Posted by Taylor at 4:36 AM
Friday, December 14, 2012
Jordan is like the Dead Sea; It appears to be rather plain and simple, but when you delve in and explore what it has to offer, you experience things that are sometimes painful and uncomfortable, but in the end are rewarding and worth the experience. Upon coming to Jordan, I didn’t have any expectations for how much I would enjoy it, be comfortable in it, or be able to adapt to its environment. From the surface, Jordan appeared to be simple, boring, and too homogenous for the kind of adventurous study abroad experience I was looking for in the Middle East, yet I have come to learn that quite the opposite is true.
When you first enter the salty water of the Dead Sea, it stings and is uncomfortable, but once you allow yourself to let go of the discomfort, one is able to float and enjoy the experience, similar that of the Jordanian culture. One of the most difficult things that I have had to learn to adjust to in Jordan is the stigma that is attached to being a foreigner, especially being a woman. Woman are perceived as easy, and I feel that there is a huge lack of respect given towards foreign women. Even if you are dressed conservatively, and try to behave as a Jordanian woman would (looking down, avoiding eye contact, and hiding your emotions in public), you will still receive constant cat calls, animal noises, and other disrespectful behavior. It’s degrading, exhausting, and some days extremely frustrating. Now that I have learned to except the reality and not take their actions personally, I am able to ignore the initial discomfort, let go, and float.
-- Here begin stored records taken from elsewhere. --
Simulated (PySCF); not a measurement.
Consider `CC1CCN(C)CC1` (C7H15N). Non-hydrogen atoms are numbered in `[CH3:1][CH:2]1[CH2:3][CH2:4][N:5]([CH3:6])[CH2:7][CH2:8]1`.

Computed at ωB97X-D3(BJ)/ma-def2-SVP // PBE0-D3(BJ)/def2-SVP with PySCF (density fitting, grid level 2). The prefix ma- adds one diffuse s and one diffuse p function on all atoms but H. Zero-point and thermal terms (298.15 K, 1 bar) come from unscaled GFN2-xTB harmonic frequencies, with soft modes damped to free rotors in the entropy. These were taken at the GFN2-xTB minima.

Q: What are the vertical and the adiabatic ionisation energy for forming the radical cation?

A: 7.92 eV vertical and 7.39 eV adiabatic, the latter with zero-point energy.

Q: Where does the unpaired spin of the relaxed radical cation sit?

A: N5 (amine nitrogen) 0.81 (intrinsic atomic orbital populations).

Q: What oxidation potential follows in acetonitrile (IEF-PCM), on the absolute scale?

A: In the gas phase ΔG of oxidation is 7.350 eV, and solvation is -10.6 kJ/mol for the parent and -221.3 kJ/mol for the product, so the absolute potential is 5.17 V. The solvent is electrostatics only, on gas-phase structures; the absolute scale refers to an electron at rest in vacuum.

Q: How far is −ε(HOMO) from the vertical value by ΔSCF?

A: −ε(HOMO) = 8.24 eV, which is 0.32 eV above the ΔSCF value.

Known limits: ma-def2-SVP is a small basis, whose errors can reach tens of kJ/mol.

The Dead Sea connects two regions which are vastly different in language, culture, and values. The same can be said about Jordan, which appears homogenous but in reality homes bedouins, countryside people, city people, Syrians, Palestinians, Egyptians, and other minorities. All speak varying dialects of Arabic, and live greatly different lives influenced by history, tradition, and culture. While they may be connected by geographic borders and close proximity, there are clear divisions and discriminations between these groups, just like the regions surrounding the Dead Sea.
The hot, thick Dead Sea mud at first seems dirty and smothering, but upon staying on your body, becomes somewhat of a comfort blanket, and once washed off reveals a new layer of skin that you didn’t know existed. I never realized how attached I was to Jordan and Arab culture until I went to Israel over Eid break. Being Jewish, and having lived in Israel for five months, I have always considered Israel my second home, and Israelis my people. When I went back, I was confused as to how I felt more comfortable speaking Arabic than I did Hebrew, and felt an instant connection when I saw and interacted with Arabs. I faced an internal struggle, and clash of identities. I had the realization that Arabic is now my comfort blanket, revealing a new part of myself that I didn’t know existed.
While the discomfort doesn’t disappear, and you still feel the stinging of the sea every time you encounter a new experience, you learn to adapt and accept things how they are. You are left with an experience that constantly challenges your Western beliefs and values, is often frustrating and incomprehensible, yet some how makes its way into your heart, and will always remain there.